In 1832 he was 25, and taking a chance—as well as a $300 cut in pay—to join his former colleague John Pratt at a new educational startup in Ohio. Pratt was the first principal of the Granville Literary and Theological Institution, later named Granville College and then Denison University. Resources were thin, and Pratt desperately needed a teacher for the 60 young men expected in the next term.
Carter arrived in Granville in time to find the first college building burned to the ground before it had even been put to use. Over the next quarter of a century, Pratt and Carter were the institution’s two indispensable pillars, sometimes more like a pair of comrades-in-arms than teachers. Carter’s load included teaching mathematics, natural philosophy, astronomy, languages, and all of the instruction in chemistry and geology. He also served as the college’s treasurer, struggling to make ends meet through periods of perilous debt.
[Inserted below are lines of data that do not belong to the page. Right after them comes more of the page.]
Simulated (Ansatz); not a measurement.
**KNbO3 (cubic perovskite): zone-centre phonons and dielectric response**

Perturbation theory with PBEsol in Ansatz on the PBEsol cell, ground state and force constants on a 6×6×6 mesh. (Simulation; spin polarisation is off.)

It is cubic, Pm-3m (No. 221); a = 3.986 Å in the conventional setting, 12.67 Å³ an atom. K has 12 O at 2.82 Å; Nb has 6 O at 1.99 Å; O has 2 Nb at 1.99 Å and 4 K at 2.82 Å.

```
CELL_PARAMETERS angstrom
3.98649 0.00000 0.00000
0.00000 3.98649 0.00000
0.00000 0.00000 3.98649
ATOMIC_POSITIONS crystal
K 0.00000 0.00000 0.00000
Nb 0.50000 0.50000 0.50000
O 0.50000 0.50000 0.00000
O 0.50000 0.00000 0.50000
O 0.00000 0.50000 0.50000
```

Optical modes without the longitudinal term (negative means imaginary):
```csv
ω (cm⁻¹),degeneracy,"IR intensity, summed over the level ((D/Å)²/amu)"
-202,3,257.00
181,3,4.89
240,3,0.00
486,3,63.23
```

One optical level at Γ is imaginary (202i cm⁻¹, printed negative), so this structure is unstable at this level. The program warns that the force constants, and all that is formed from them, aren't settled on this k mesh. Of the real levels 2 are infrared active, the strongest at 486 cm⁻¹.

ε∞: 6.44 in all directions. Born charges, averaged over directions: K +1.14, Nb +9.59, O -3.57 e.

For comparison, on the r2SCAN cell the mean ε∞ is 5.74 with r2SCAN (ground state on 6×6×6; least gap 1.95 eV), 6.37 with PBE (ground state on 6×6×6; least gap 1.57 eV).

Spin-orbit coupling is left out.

For two decades, Carter carried the onerous weight of this fledgling college’s teaching and fiscal management, and it seems he also carried its daily mail. His daughter, Sarah Carter Hallam, donated this vividly striped carpet and leather mailbag to Denison’s archives in 1926. The college campus in Carter’s time stood on a farm south of town, so his appointed rounds would have meant that long muddy mile crossing Raccoon Creek, carrying the daily post to and from the village through rain, snow, sleet, and hail with this colorful satchel on his shoulder.